In the tenth of our special features celebrating our favourite Instagram photographers with links with our city we feature Dave Tuckwell @davetbythesea.
Can you tell us a little about yourself, where you are from and your links with Portsmouth if no longer living here?
I am a photographer who lives in the Southsea although I’m originally from the other side of the water in Fareham. After university like many of my friends I decided to make the move to Portsmouth. The opportunity to more from a town to a city intrigued and excited me.
Do you have a favoured camera or device that you use for your Instagram photography?
At present my camera of choice is a Canon 5d mk ii with a 17-40mm f4 lens. This enables me to get a lot within the frame and also pushes towards a more conventional standard lens at the top end. I also use an iPhone6 to take photographs whilst on the move due it being far less cumbersome than the SLR. I don’t crop any photographs which stemmed from the influence of Walker Evans.
Can you tell us more about your photographic experience, is this something that you’ve studied or maybe a hobby which you’ve developed?
I studied photography at Plymouth University, I would say classically trained as all of my work was shot on film. My final project was all shot on medium format using a 6×6 or 6×7 camera. All in colour and all printed by hand. Over the course of the final year I found a consistent level of colour and light within all photographs I shot which helped produce the book I made to accompany the project.
Would you say that you take photos more for yourself or for others?
Post university I took a few photographs here and there but nothing like the scale I do now. I originally took them for myself trying to emulate what I did at university which proved to be troublesome, due to location, materials and lifestyle. Fast forward a couple of years of thought processing and experiments I feel that I have found my style again. Unlike before I now show my photographs online. Online platforms hold the key now with a view to ‘get out there’. Gaining praise and recognition spurs you on to do more. The more photographs that are taken the more the opportunity arrises, for example an up and coming collaborative gallery with a handpicked bunch of Portsmouth photographers and also being the first artist / photographer to be asked to exhibit work at my the Yes Creative studio in Albert Road. This will all happen in the very imminent future.
Exploring the theme of the “Local”, Portsmouth has a wide variety of climatic conditions, buildings and landscapes. Are there any local places or environments that are personal to you or that you love to photograph for a particular reason?

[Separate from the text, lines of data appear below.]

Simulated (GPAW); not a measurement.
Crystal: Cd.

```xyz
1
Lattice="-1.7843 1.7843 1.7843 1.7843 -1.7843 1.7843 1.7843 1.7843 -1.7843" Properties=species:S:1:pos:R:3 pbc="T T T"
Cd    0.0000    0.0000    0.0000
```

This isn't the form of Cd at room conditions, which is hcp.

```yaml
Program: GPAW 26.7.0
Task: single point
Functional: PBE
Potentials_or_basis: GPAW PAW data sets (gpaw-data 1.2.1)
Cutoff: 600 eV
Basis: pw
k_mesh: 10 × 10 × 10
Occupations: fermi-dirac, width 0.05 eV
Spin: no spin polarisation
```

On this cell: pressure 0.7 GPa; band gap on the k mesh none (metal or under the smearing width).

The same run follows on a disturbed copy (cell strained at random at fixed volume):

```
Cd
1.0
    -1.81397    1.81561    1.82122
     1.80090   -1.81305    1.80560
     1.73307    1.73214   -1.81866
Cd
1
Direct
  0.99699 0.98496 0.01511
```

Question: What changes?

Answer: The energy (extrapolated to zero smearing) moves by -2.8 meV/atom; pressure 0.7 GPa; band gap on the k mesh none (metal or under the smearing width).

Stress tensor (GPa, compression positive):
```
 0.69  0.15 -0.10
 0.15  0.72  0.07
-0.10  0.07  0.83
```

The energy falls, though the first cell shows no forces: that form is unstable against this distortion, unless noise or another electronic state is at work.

There are many a places in Portsmouth and even more so Southsea that inspire and never tire to photograph over and over again. I started taking photographs of Hilsea Lido before it reopened to the public have now built a substantial collection of work demonstrating the grandeur of a historical place that should never have closed.I am fascinated by the seafront. The piers in particular Clarence Pier fascinate me. I think that is due to the colour. Colour plays a massive part in photography, the punchier, more saturated the better. Old Portsmouth and the sea side of the hotwalls in more recent times have been an inspiration to me. I think it I like the area due to its dated feel, most of the photographers that influence me most are from the 1930’s to 1980’s.
You are heavily involved in the Free Art Friday movement. Could you tell us about it and why you decided to get involved?
Free Art Friday is something that I have been involved in for about 2 months. It is a very unique way of exhibiting your work and nothing beats finding something whilst on a stroll on a Friday. I was introduced to the Free Art Friday movement by My Dog Sighs. It was after a conversation whilst photographing him that I started putting a plan together to start doing it myself. At first being a photographer I thought it wouldn’t work but in a couple of months it has evolved from a couple of small 4×4 photographs blu-tac’ed to a wall or sign, to photographs in envelopes, to photographs in milk bottle and now to an original idea of mine with a jam jar and spray painted lid with a photograph inside it. The latter ideas have been very popular and keeps the steady rise of recognition and praise with many a people after a jar.
…the photographers that influence me most are from the 1930’s to 1980’s.
Are their any other photographers who either influence you or that you would encourage our readers to also check out?
My work is heavily influenced by William Eggleston, by far my favourite photographer. His work fills me with such excitement and inspiration. The colour, mood and depiction of the time and place is beautifully displayed with every photograph.
More recently an English photographer called Simon Roberts is creating work that inspires me particularly his ‘Pierdom’ series, of which features both piers in Southsea among many others around the country.
On a last note another English photographer called Michael Marten should not be overlooked for his awe-inspiring book called ‘Sea Change’ which shows the same photograph whilst the tide is in and then when the tide is out. These two photographers should be read by any photographer living by the sea.